January 13, 2022
Young Love & Other Stories
Tim Bazzett
It’s probably been a few years since I’ve read
any Hemingway, but every time I read something by Felix Calvino, I think of old’
Ernie. Because his influence is so strong it shows through in Calvino’s
stories. From the first pages of YOUNG LOVE & OTHER STORIES, in “Sunday
Lunch,” for example, with its “cooking that smells so good … Stewed partridge
with herbs and new potatoes … [and] chopping parsley with a large knife,” I was
taken back to the Nick Adams stories in Michigan’s Upper Peninsula, and Nick
pitching his camp near a trout stream and preparing an onion sandwich with
thick slices of bread. Granted, the Galician village in the northwest corner of
Spain is a long way from upper Michigan, but the ‘flavor’ and the plain, spare
language are very similar.
Felix Calvino is an Australian, but he emigrated
there from Galicia via England more than fifty years ago, and it always amazes
me that his prose, so starkly honed to perfection, is written in what is his
third language, because Galician dialect is more like Portuguese than Spanish
(his second language, learned in school), and then to master English in this
way, as an adult, well, it simply boggles my mind. Think Nabokov, maybe, who
learned to write in English, after he was already an accomplished writer in his
native Russian. Or the Indian-American writer Jhumpa Lahiri, who recently began
writing in Italian simply because she fell in love with the language.

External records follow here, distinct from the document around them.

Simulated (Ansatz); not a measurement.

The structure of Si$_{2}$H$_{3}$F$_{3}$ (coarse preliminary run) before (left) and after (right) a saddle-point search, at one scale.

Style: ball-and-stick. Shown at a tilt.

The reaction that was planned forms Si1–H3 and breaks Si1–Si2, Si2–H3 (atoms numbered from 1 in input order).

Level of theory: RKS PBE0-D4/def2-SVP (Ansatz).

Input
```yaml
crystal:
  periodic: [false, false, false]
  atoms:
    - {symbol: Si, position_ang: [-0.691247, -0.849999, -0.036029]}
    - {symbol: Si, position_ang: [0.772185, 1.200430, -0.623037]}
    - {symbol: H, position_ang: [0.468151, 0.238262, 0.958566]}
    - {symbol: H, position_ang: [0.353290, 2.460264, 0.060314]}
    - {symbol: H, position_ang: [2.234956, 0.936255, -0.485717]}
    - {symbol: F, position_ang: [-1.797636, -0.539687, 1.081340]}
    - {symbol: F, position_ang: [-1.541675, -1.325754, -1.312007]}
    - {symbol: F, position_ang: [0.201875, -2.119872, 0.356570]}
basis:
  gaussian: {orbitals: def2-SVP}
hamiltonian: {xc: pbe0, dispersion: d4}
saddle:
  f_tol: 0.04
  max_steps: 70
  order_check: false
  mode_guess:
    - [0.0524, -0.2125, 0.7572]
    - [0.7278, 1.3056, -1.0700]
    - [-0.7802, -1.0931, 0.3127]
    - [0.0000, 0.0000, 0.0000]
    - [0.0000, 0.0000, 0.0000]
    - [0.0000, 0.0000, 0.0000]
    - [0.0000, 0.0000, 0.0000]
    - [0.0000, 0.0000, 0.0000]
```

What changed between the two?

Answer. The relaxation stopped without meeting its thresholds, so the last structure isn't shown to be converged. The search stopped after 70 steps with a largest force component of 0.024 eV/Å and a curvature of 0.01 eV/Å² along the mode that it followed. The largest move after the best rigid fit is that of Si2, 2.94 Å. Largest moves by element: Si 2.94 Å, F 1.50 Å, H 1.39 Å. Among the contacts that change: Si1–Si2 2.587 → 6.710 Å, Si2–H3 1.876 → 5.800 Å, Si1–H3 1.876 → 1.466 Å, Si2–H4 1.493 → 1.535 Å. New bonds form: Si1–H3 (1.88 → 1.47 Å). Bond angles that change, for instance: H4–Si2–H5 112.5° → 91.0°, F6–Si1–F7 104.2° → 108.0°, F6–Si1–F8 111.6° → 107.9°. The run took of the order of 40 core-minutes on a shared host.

YOUNG LOVE & OTHER STORIES is Calvino’s fourth
book, following two other story collections, A HATFUL OF CHERRIES and SO MUCH
SMOKE, and a novella, ALFONSO. I’ve read them all and they are, quite simply,
the finest examples of pure storytelling one might ever encounter. In this
newest collection, Calvino has chosen to focus on a few of the denizens of one
tiny Galician village in the era of Franco. The first story, “Sunday Lunch,”
sets the scene in the final years of the village, when there are only three
people left, all septuagenarians, survivors who have become casual friends,
meeting weekly –
“It had started with coffee, bread and cheese
following the burial of Generosa several years earlier, the last village woman
but for Avelina. They had taken turns doing the cooking until Amadeo said that
cooking relaxed him. Manuel contributed fresh bread and game, and Avelina
brought homemade biscuits, trout and eel when in season.”
And then, suddenly, there were only the two men,
coping calmly and sadly with the task of burying Avelina, and worrying about
the propriety of how to wash and prepare her body, something that had always
been a task for the women. As they go about wrapping the corpse, digging the
grave and building a coffin, both Manuel and Amadeo are lost in their own
thoughts, remembering past wakes and the unusual history of Avelina, who had
endured a forced marriage and a long widowhood, managing quite well on her own.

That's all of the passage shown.